Saying Please and Thank You

October 10, 1999
Saying Please and Thank You

Saying Please and Thank You
Philippians 4: 1-9; Matthew 22: 1- 14
October 10, 1999
This past weekend we had two of our grandchildren with us. I’ve been interested to watch (as only a grandparent can) the way their parents are teaching them manners. Griffin, our two-and-a-half-year-old, is at the stage when he wants something he lets you know in no uncertain terms. Most often he uses the imperative tense. “Milk,” he announces. “Toy,” he commands. And then his mother, in a vain attempt, will correct him. “Griffin, say please,” which is a hard lesson for a two-and-a-half-year-old to understand. Then his father will follow up, saying, “Griffin, now say thank you.”
As I watched all of this, I speculated whether, in the interest of good manners, we weren’t making little hypocrites of our children.

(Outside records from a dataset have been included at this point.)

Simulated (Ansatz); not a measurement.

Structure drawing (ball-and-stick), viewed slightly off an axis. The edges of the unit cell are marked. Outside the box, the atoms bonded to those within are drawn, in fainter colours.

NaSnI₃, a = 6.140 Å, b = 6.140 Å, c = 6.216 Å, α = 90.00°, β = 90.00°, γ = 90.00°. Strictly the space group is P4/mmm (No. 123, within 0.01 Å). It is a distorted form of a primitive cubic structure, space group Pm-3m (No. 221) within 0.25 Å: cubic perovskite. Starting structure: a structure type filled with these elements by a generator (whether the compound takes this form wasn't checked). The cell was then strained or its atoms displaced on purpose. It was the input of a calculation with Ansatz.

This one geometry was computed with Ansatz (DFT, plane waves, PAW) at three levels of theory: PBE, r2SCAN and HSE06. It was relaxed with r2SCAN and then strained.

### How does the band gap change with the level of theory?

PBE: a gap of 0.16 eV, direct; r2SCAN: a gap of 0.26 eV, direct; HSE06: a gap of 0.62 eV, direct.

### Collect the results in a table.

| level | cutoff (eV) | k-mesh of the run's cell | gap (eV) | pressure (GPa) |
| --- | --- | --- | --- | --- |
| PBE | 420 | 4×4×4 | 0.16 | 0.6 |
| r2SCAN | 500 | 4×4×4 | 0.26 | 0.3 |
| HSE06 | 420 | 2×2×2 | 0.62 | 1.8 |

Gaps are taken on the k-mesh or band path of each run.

The thought of gratitude never seems to enter the head of a two-and-a-half-year-old. After a while, I came to the conclusion that it is better to act as if you were grateful, and possibly the feeling will come later. As the wisdom from Alcoholics Anonymous puts it, “If you can’t make it, fake it.”
Today is Stewardship Sunday. It’s a day I often dread. We start our Every Member Canvass. It’s a day many people think of withdrawing money from their pockets, but this isn’t so. It’s an important day, not because we need everybody’s help in forming a budget, or paying my salary, or starting new programs. No, it’s important for this is where we focus on “please” and “thank you.”
Henri Nouwen, the recently deceased Dutch spiritual teacher, once wrote, “We human beings are born with our fists clenched tightly and possessively. The journey to maturity is the pilgrimage of opening up our hands; moving from clenched hands that can accept and receive, and give,” journeying from being able to say please instead of gimme. Thank you, instead of feeling that we deserve what we have been given.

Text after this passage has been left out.